JPMorgan warns capital rules could take economic toll

Jamie Dimon, chairman and CEO of JPMorgan Chase (left); Michael Barr, Federal Reserve vice chairman for supervision
JPMorgan Chase CEO Jamie Dimon, left, said higher capital requirements for banks — which Federal Reserve Vice Chair for Supervision Michael Barr, right, is calling for — will provide opportunities for nontraditional lenders that don't have to abide by similar capital rules. "They're dancing in the streets," Dimon said Friday.

JPMorgan Chase executives are warning that regulators' plan to strengthen capital requirements for large banks will make loans more expensive for borrowers and drive more consumers to do business with nonbank lenders, creating potentially adverse outcomes for the broader economy.

The largest U.S. bank by assets told analysts Friday that the $3.9 trillion-asset company may need to hike interest rates on loans and pull back from offering certain products and services, depending on how much capital banks will be required to carry under forthcoming new rules.

The capital increases proposed by regulators are "excessive" and will put pressure on JPMorgan to "increase price" where it can, Chief Financial Officer Jeremy Barnum said during the company's quarterly earnings call. "That is generally a bad thing for the real economy, and how all that plays out in detail across different products and services remains to be seen," he said.

And higher capital requirements for banks open opportunities for nontraditional lenders that don't have to abide by similar capital rules, JPMorgan CEO Jamie Dimon pointed out on the call.

"This is great news for hedge funds, private equity, private credit, Apollo, Blackstone," said Dimon, referring to two of the world's largest asset managers. "They're dancing in the streets."

JPMorgan's caution comes just four days after Federal Reserve Vice Chair for Supervision Michael Barr called for new risk capital rules, primarily for banks with at least $100 billion of assets — a threshold that would have included the three regional banks that failed this past spring.

In the months since the demise of Silicon Valley Bank, Signature Bank and First Republic Bank, which JPMorgan acquired on May 1, the push for stronger capital requirements for regional banks in particular has risen to the forefront as one regulatory response to those bank failures.

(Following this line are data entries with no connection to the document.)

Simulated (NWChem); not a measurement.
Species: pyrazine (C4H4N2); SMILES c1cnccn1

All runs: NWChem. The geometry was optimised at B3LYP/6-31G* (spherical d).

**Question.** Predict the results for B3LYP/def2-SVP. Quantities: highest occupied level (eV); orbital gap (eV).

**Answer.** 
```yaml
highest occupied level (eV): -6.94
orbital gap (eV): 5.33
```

Barr said the changes could result in a 2% overall average increase in capital for banks, which would have several years to build up the required amount of equity to meet the new rules.

He also said stronger requirements are meant to align the United States with the Basel III endgame guidelines, which will bring more standardized capital rules to big banks. But banking groups and some lawmakers are worried that higher capital requirements will decrease banks' willingness to make loans to individuals and businesses, which could harm the economy.

Industry groups sent a joint letter this week to Fed Chairman Jerome Powell, asking the Fed to allow a 120-day public comment period for any capital rule changes, an extension from the more typical 60- or 90-day window. In the letter, the groups said the rule "will have a profound effect on the U.S. banking system and U.S. capital markets" as well as "a direct impact on the ability and cost of businesses and individuals to obtain credit and capital and manage business risks."

While there has been previous talk about higher capital requirements, "something's coming down the pike for sure" this time, but it "remains to be seen how onerous [the rules] will be," said James Shanahan, an analyst at Edward Jones who covers North American financial firms.

"You don't want to increase capital requirements for banks so significantly that you're incentivizing mostly commercial, middle-market borrowing customers to pursue lending relationships outside traditional banking channels because that winds up increasing the overall risk to the broader financial stability of the economy," Shanahan said in an interview Friday.

In the meantime, "banks are reluctantly accepting their fate that they will have to absorb higher capital costs going forward," he added. 

JPMorgan's Barnum concurred. 

"As much as there have been a lot of very detailed rumors out there that might lead you to start to try to do some planning, it does seem like this time it's real," he said.

One area that JPMorgan doesn't anticipate backing away from as a result of higher capital requirements: investments it is making in the company, Barnum added.

"I don't see us sacrificing investments that we see as strategically critical in order to comply with higher capital requirements ahead of the formal timing or whatever," he said. "That would be an unlikely outcome."

JPMorgan reported record revenue of $41.3 billion for the second quarter, boosted by interest rate hikes and the purchase of First Republic. The acquisition contributed $4 billion of revenue, $599 million of expenses and $2.4 billion of net income, Barnum told analysts during the call.

All in all, it resulted in a gain of $2.7 billion for the quarter, he said.

JPMorgan onboarded about 5,100 former First Republic employees on July 2 and the settlement process with the Federal Deposit Insurance Corp. is on schedule, Barnum said. 

On the First Republic customer retention side, JPMorgan collected about $6 billion of net deposit inflows between May 1 and the end of June. The systems conversion is set for mid-2024.